New to MongoDB, I am trying to optimize bulk writes to the database. I do not understand how to initialize the Bulk() operations, though.
My understanding is that since the inserts will be done on a collection, this is where (or rather "on what") initializeUnorderedBulkOp() should be initialized:
The code below covers all the cases I can think of:
import pymongo
conn = pymongo.MongoClient('mongodb.example.com', 27017)
db = conn.test
coll = db.testing
# tried all of the following
# this one does not make much sense to me as I insert to a collection, added for completeness
bulk = db.initializeUnorderedBulkOp()
# that one seems to be the most reasonable to me
bulk = coll.initializeUnorderedBulkOp()
# that one is from http://blog.mongodb.org/post/84922794768/mongodbs-new-bulk-api
bulk = db.collection('testing').initializeUnorderedBulkOp()

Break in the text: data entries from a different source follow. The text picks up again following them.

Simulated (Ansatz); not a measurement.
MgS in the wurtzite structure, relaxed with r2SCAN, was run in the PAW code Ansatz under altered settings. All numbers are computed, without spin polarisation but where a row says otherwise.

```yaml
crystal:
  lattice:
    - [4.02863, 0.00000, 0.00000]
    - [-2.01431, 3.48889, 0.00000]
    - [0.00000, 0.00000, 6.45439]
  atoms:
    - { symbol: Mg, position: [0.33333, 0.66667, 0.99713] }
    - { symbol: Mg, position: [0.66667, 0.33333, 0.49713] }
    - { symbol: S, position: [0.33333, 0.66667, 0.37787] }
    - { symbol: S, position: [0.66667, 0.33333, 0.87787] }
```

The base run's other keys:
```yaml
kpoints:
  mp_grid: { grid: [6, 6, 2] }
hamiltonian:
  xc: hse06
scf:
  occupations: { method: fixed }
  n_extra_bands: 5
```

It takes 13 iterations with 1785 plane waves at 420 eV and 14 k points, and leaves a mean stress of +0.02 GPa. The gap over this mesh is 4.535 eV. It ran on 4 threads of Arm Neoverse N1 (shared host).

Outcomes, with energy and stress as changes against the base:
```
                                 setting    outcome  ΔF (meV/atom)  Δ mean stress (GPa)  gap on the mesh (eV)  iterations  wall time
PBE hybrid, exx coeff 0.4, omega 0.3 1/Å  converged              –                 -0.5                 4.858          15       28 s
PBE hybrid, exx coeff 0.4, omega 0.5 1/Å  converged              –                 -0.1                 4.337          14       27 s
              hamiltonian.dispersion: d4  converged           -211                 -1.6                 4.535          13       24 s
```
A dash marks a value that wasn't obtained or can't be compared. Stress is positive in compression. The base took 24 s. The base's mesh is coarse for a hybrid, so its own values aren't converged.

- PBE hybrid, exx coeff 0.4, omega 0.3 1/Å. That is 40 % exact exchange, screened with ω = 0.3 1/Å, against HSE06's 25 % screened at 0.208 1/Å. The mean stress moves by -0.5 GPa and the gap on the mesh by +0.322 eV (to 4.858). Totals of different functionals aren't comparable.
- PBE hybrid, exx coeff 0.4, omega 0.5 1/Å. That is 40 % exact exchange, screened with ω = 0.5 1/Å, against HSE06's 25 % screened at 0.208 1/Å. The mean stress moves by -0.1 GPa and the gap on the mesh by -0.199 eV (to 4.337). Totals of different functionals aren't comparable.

# the staging and execution
# bulk.find({'name': 'hello'}).update({'name': 'hello', 'who': 'world'})
# bulk.execute()
The exception raised is
TypeError: 'Collection' object is not callable. If you meant to call the 'initializeUnorderedBulkOp' method on a 'Database' object it is failing because no such method exists.
with 'Database' for the first case and 'Collection' for the last two
How should I use initializeUnorderedBulkOp() ?
In Python (using the pymongo module), the method name is not initializeUnorderedBulkOp but initialize_unordered_bulk_op.
You have to call it, as you correctly guessed, on the collection (in your case, coll.initialize_unordered_bulk_op() should work).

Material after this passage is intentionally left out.